Photographers: Lorenzo Zandri
Lorenzo Zandri is a photographer and artist currently based in London. Our collaboration started in 2017 with his photographic contribution to the Forgotten Masterpieces. Together with Giorgia Scognamiglio created a project of Unsent Postcard for the Future Architecture Platform. The best way to explore Lorenzo’s photography is to dive into Architectuul’s Pinterest Board.
How did you start with architectural photography?
LZ: I was photographing since I was a child looking at my father who is a self-taught photographer. During my studies in architecture between Rome and Paris, I discovered that photography is a useful tool to design, study, research and make architecture. For my final degree thesis I presented to the jury together with the design project a photo-essay of the area that I used as a starting point and way to investigate the architectural process. Since then I have started documenting the built environment and landscape through the lens, encompassing natural and artificial scenarios.
What is the role of photography in architecture; which is your approach?
LZ: Photography is a crucial tool for architecture. From an academic point of view, photography is mainly seen as an illustrative practice and therefore a necessary tool for describing buildings and space. I think this approach is questionable since it describes architectural photography only considering its first superficial stage. Photography can be useful as well as a plan or a drawing to develop the architectural process. From my point of view, I have decided not to build things, but images. These are powerful and strong enough to communicate my vision.

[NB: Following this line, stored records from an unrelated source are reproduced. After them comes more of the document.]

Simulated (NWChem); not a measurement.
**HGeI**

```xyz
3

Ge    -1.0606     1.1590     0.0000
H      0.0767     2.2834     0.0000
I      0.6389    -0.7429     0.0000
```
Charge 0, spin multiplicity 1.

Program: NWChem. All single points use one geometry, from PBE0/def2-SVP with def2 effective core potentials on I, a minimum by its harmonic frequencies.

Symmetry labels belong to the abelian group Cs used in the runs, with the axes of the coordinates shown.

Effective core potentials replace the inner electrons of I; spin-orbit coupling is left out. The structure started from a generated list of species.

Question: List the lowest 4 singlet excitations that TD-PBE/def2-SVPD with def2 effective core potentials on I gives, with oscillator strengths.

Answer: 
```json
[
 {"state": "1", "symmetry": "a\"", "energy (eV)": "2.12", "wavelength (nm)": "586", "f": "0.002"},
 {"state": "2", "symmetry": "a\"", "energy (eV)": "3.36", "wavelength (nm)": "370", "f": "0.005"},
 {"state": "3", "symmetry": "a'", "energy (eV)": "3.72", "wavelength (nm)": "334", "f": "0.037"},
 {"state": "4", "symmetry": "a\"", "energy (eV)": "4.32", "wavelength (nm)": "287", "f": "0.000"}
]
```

How do you work; what is your approach?
LZ: It depends on the project. If assigned, first of all I usually study the location on online maps or software and the building’s orientation. Otherwise, for personal projects, exploration is part of the journey and allows me to discover in itinere the meaning of my research. Failing is necessary because you can come back to a place that you found before and look at it with more consciousness and acknowledgment. Generally speaking, my approach is to narrate and to think a commission, a project or a research as a sequence of images and feelings.
Photography takes long time and patience is part of the job, waiting for the best moment, light and subject. In certain cases, the human being incredibly blends his or her presence with the surrounding landscape in a very distinctive and powerful way. In other ones, there is only a trace and architecture is the main protagonist.
What are the difficulties?
LZ: The main difficulty is managing the light. Sometimes finding the right time to shoot is a major challenge, especially in relation to what you want to describe or if you have a tight deadline. Another difficulty is the context and how you interact with local people, especially in sensitive areas. Recently, I was in Paris shooting outdoor on commission. The building to shoot was close to a social housing area and I have been approached by a group of young residents glaring at me and my camera. In this cases, good social skills, body language and a bit of luck can be of some help.
What are you currently working on?
LZ: In June, as part of LFA2019, I launched my first solo exhibition in London named “On the riverside“ a visual research aiming at investigating the different forms of relations between natural and man-made elements along the river Thames. I have also been selected for a collective architectural photography exhibition in Prague, curated by OKOLO. At the moment, I’m working on a series on Denys Lasdun’s buildings designed in the UK. I think his production is crucial for the British architecture of the second half of 1900. I’m also working on a longterm personal project in Italy, part of an investigation on rural and man-made landscape.
Who is your inspiration as an architectural photographer?
LZ: My preferred references are Bas Princen, Andreas Gursky, Luigi Ghirri in the field of photography, but I’m strongly influenced by the other arts.
Lorenzo Zandri is based in London, UK.